Military Embedded Systems

MOSA power supplies, custom components, engineering talent: Q & A with Vicor's John Sturm

Power is a key consideration for modern open architecture initiatives such as the Sensor Open Systems Architecture (SOSA) Technical Standard, says John Sturm, Vice President of Business Development for the Aerospace & Defense business unit of Vicor, when I interviewed him just before Thanksgiving. We also discussed where custom power supplies fit into the defense world and talked about how commercial AI and big data applications are driving innovation and cost reductions in defense power component manufacturing, recruiting engineering talent into the defense market, and what will be a disruptor in military power supplies in the future. Edited excerpts follow.

MIL-EMBEDDED: Please provide a brief description of your responsibility within Vicor and your group’s role within the company.

STURM: I am the global vice president for the Aerospace & Defense business unit of Vicor. I’m also president of the Vicor Power Systems division.

About a year ago Vicor segmented into four distinct business units, Aerospace & Defense being one of them. My team’s roles and responsibilities are understanding the market, defining product needs, conducting business development, and providing customer and technical support for all aerospace, defense, and new space applications globally.

MIL-EMBEDDED: What are the latest design trends/requirements for power supplies in military systems? In other words, what are your military customers looking for?

STURM: From the Vicor perspective, it comes down to two primary topics, the first being standardization and second the AC-to-DC component. For decades Vicor has been a provider of not just power components but also custom power systems and solutions for military applications. Our Vicor Power Systems division, a fully owned subsidiary of Vicor, focuses on these specific power designs. However, these custom solutions or systems are not only time-consuming but also expensive to develop and qualify for something that could be a one-off solution. So, there is big push [in the defense community] to standardize solutions to allow reuse and cut development time and costs. That’s where standardization comes into play. [The Department of Defense (DoD)] have decreased their appetite for specific one-off designs and are pushing for things to be built on more common platforms that will reduce their cost and time to market.

We’ve been producing DC products since the company was founded in 1981. More recently, we’ve been asked to produce modular AC solutions and take advance of our proprietary packaging and switching topology. [However,] with analog engineers aging out in the industry and in the work force, there is an immediate need for high-performance AC component solutions.

These two trends – standardization and AC products – are the hottest items my entire team spends their time focused on.

MIL-EMBEDDED: Future requirements will cover those trends?

STURM: Yes, and they will really come into play with each other from an interoperability standpoint.
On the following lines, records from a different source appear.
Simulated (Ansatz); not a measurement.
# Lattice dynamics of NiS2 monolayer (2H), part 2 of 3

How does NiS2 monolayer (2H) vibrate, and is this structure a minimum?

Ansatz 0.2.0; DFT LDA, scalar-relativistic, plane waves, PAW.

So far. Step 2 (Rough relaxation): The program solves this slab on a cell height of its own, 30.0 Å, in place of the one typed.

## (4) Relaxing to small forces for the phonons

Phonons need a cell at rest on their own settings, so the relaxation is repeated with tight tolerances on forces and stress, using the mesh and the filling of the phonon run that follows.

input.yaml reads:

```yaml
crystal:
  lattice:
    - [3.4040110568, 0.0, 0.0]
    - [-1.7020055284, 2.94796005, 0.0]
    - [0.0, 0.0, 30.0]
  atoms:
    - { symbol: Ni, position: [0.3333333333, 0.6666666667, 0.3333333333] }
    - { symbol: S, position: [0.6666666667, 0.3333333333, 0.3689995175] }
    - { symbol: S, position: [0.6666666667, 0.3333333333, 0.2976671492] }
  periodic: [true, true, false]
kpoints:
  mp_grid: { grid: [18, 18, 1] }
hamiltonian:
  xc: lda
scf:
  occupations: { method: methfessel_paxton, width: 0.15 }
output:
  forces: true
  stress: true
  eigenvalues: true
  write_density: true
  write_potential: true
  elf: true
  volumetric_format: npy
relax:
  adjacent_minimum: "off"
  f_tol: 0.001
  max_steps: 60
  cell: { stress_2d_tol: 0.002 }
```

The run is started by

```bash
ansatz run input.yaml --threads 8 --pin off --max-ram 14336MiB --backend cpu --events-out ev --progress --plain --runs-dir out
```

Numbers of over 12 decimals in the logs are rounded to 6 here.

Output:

MIL-EMBEDDED: Speaking of interoperability, I see that Vicor is a member of the Sensor Open Systems Architecture (SOSA) Consortium. How do power supplies factor into the SOSA Technical Standard?

STURM: SOSA is a strategy that takes advantage of standardization. It outlines a standard form factor for C5ISR [command, control, communications, computers, cyber, intelligence, surveillance, and reconnaissance] systems as a whole. They all require power to operate; by following a specific form factor, the power supply produces specific voltage rails that designers need in the sensor application. What they are trying to do is provide common power requirements in a standard form factor so they can provide plug-and-play options that fit into a standard chassis.

MIL-EMBEDDED: SOSA is an example of a Modular Open Systems Approach (MOSA), a strategy mandated by the DoD in 2019. Are you seeing more requirements related to MOSA and open architectures, not just SOSA?

STURM: Yes, we are seeing more requirements, but that entire landscape is still evolving. SOSA, as it relates to power, mandates the power rails that are used in the application, so it inherently provides a level of standardization. MOSA takes an additional step from a system standpoint to assure compatibility and interoperability in hardware and software development across platforms and vehicles. What started as method to standard size for communications, computing, and ISR applications is now being looked at to enable standard chassis and power requirements across all military systems.

MIL-EMBEDDED: For years power-component designers have said that no matter the application, defense programs always made power an afterthought in the design, that it was not something considered from the ground up in the design. Are open architectures helping to change that practice?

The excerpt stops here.